One cannot not communicate. We are constantly communicating with one another, if not verbally, then nonverbally. If we say, “I will simply remain still and say nothing,” our very stillness and silence are communicating.
The power of the nonverbal aspects of our interpersonal communication lies in their ability to express the affective dimension of our messages.
We tend to grant nonverbal messages more credence. When they contradict, we tend to believe nonverbal messages over verbal messages because the nonverbal dimensions of our communication are much more difficult to control. This is the working premise of lie detector tests. It’s relatively easy for those attached to a lie detector (polygraph) machine to deceive with their words, but the nonverbal indicators the machine is measuring (blood pressure, heart rate, respiration, galvanic skin response) give them away. We can control our conscious words far more easily than we can control our often unconscious nonverbal messages, many of which we may not even be aware we are sending. That’s why when we must choose between conflicting messages, we tend to believe the nonverbal over the verbal. Hence the old adage, “Your actions speak so loud I can’t hear what you say.”
Nonverbal channels are especially effective in communicating attitudes, moods, feelings, and relationships. The power of the nonverbal aspects of our interpersonal communication lies in their ability to express the affective dimension of our messages. Whatever a speaker may be saying verbally, how she feels about her subject matter, or about her hearers, or even about herself is what tends to come across nonverbally. Without these sorts of affective cues, interpersonal messages often lack depth and dimension. But with them our communication achieves a greater richness. That’s why when it’s unavailable to us, as in reading a written message, we tend to feel the loss of the nonverbal dimension. We normally value and even depend upon the kinds of personal information nonverbal channels so effectively convey.
Nonverbal channels are inadequate for conveying cognitive content. If nonverbal channels are extremely effective in communicating moods, feelings, relationships, or attitudes, by the same token they are largely incapable of conveying cognitive, abstract, or historical information.

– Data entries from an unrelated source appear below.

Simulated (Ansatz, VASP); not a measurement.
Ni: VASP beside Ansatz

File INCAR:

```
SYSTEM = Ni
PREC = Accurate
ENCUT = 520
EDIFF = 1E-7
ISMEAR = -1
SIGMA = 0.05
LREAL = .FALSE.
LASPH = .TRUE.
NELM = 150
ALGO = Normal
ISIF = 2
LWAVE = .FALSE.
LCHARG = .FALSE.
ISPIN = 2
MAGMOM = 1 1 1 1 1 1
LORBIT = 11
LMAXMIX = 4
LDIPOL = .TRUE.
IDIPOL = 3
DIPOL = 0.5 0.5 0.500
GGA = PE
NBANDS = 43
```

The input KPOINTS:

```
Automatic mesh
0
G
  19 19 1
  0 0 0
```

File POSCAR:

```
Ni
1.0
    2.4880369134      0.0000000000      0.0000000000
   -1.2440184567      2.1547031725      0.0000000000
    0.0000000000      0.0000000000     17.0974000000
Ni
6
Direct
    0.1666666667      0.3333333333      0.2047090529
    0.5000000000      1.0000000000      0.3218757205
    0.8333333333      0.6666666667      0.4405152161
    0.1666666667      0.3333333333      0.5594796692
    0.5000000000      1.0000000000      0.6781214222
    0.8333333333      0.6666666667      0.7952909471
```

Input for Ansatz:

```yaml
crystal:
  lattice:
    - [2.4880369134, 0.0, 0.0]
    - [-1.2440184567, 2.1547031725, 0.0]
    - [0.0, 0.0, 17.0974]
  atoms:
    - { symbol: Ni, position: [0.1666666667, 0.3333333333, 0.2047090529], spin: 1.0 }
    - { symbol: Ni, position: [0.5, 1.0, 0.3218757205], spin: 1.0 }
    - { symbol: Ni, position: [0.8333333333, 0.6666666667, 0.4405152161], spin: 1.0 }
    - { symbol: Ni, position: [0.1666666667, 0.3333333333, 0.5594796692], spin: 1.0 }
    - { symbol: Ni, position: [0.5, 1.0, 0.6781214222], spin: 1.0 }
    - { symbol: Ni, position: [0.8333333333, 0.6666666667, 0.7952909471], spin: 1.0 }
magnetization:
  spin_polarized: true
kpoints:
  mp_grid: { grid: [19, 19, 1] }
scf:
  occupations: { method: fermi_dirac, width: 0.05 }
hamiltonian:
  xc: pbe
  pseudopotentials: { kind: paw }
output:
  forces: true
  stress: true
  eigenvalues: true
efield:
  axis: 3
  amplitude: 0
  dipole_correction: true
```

This is easily demonstrated. Imagine you have been assigned the task of communicating the following idea to a particular individual: Aristotle tutored Alexander the Great at the Macedonian court between 342 and c. 339 BC. Unfortunately, you discover that your pupil has no previous knowledge of either Aristotle or Alexander, what a tutor is, what Macedonia is, who Christ was, or consequently, what BC means. What’s more, as if your task were not difficult enough, you do not have the verbal code available to you. Your pupil does not speak your language and you do not speak hers. In other words, you cannot use words to express your ideas. All you have available are nonverbal channels of communication. How would you go about your task?
You can see immediately that your assignment would be impossible. You cannot communicate this type of content nonverbally. What facial expressions, or gestures, or eye behavior, or actions could express information about Alexander or Macedonia? The nonverbal code is simply incapable of bearing this sort of content. What you require is the verbal code—words and sentences and paragraphs—to convey your meaning. Without them your task is not doable.
Verbal behavior is neither unimportant nor dispensable. God’s revelation came to us, after all, not only in the living Word, Jesus Christ, but in the written Word, the Scriptures.
But wait. Perhaps with enough time, one might say, you could use pictures, or perhaps mime, to communicate these ideas. But that won’t work either. The more abstract the information, the more impossible your task. It would be a slog, but let us suppose you might eventually be able to use these channels to make slight progress in explaining what it means to be a tutor. But how could you ever explain who Aristotle was, or what BC means?
Mime artists intentionally forego the use of the verbal code, using only nonverbal channels to communicate their messages. But notice what they communicate and what they cannot communicate. Much of their art depends on the strengths of the nonverbal code (expressing sadness or happiness, for instance), and the rest depends on reminding observers, by acting, what the observers already know, either from experience or from what they have previously learned via the verbal code (e.g., in school). Without such props, not even the most gifted mime could explain to your pupil through actions alone who Aristotle was. Nonverbal channels cannot bear this kind of informational weight. Their usefulness lies elsewhere. If our goal is to express cognitive, abstract, or historical content, the verbal code is required. Words and sentences are simply indispensable.

INVALUABLE WORDS

We live in a day, as we have said, when the nonverbal dimensions of human communication (images, gestures, actions) are sometimes valorized at the expense of the verbal dimension. Visual media such as movies, YouTube, or video games are massively popular, while wordy endeavors such as poetry or newspapers have fallen on hard times. The tendency to trust and depend on language is sometimes denigrated, not seldom, we might note, by authors using words to do so.
Such critiques are not without their value. Yet Christians should resist acquiescing too quickly to these trends. Verbal behavior is neither unimportant nor dispensable. God’s revelation came to us, after all, not only in the living Word, Jesus Christ, but in the written Word, the Scriptures. What’s more, the use of the verbal code lies at the heart of what it means to be human, so much so that we can scarcely imagine life and society without it. We require language to speak of other people, places, and times (e.g., Aristotle, Alexander, ancient Greece); or to make statements that can be proven true or false (“My insurance company is the largest in the world”); or to express infinitely useful abstractions such as “chairs,” “Democrats,” “historians,” or “polynomial equations.” We use words to express the relative worth of something (“She makes the best coffee”) or to describe the nature of something else (“Wheaton is a liberal arts college”). We use the verbal code to express policies (“Copies must be paid for in advance at the front desk”) or to urge actions (“Jobs and employment should be the nation’s first priority”). And most wonderful of all, each of...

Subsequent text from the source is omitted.